OpenId Connect Back channel logout

Hiran Amarasinghe
3 min readMay 23, 2021

OpenId Connect (OIDC) is a standard protocol to standardize and provide strong safe guard for Authentication and Authorization. It’s widely used standard protocol implemented by solution providers such as Google, Microsoft, Facebook, Auth0, AWS Cognito, etc.

In order to facilitate logout, OIDC standard has defined front-channel and back-channel logout. However, this session is scoped to back-channel logout. Back-channel logout is applicable for single sign-on applications where a user shares a single or multiple session(s) across multiple relying parties. The goal of the back-channel logout is to notify relying parties about session termination of a user which could affect them.

Buzz words

  • OP - OpenId provider
  • RP - Relying party

What is OIDC Back-channel logout

Simply it’s a logout request initiated by OP to its RPs to clear out active sessions of a user whose session was cleared out in OP end. A session of a user could be cleared out from OP due to various factors such as user initiated sign-out from a particular RP, Session timeout, force session clearance, etc.

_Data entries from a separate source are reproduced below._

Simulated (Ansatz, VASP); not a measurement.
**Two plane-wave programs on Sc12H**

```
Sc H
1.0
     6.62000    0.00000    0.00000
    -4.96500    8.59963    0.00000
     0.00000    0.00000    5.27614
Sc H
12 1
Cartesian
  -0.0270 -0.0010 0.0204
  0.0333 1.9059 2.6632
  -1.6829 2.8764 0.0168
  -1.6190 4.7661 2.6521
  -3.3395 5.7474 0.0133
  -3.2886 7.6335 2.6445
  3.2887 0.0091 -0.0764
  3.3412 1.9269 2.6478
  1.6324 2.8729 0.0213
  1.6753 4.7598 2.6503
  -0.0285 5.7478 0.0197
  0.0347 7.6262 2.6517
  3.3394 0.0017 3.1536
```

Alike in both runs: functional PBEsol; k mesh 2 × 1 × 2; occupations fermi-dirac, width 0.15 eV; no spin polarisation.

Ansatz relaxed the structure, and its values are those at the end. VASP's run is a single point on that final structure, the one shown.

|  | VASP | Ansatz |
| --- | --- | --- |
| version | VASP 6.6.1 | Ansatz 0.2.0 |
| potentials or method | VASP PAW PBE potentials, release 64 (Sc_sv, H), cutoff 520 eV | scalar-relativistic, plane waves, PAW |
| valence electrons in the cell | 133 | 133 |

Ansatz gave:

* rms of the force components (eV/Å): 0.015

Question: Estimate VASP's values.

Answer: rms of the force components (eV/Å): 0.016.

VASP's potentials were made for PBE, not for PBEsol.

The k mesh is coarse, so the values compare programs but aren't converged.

Lets discuss of this approach in detail

  • A user signed-in to a RP through OP. OP initiates a session in OP server and attaches the session identification (sid- session id) to the id token. In addition to the OP session, the OP tracks other RPs that the user signed-in through visited site cookie. Visited site cookie records user visited RPs in which the back-channel logout should trigger.
  • Each RP that support session-management, will refer sid to track the user.
  • In order to notify back-channel logout OP records back-channel logout URL of each RP. This endpoint is hosted by each RP and it accepts a special token called logout-token in application/x-www-form-urlencoded format.
  • Logout token is a JWT token which contains claims sid(session id) and/or sub (subject identifier. This could be user email/id). Logout token has to provide at least one of the mentioned claims but it’s also acceptable to contain both. The logout token contains a special claim called “events” and this claim indicates the JWT token is a logout token. Following is a sample of a logout token
{
"iss": "https://server.example.com",
"sub": "248289761001",
"aud": "s6BhdRkqt3",
"iat": 1471566154,
"jti": "bWJq",
"sid": "08a5019c-17e1-4977-8f42-65a12843ea02",
"events": {
"http://schemas.openid.net/event/backchannel-logout": {}
}
}
  • Up on receiving back-channel logout request with a logout token, RP validates the token by validating signature, issuer, audience, expiration date, etc.
  • If token validation is succeeded, RP can decode the JWT token to extract sid and sub claims. The logic to clear RP session depend on the session management technique used by RP.

Summary

Back-channel logout is a simple approach to notify RPs about user session termination. Moreover, the logout token plays a key role to authenticate the back-channel logout request and used to identify the user whose session was terminated.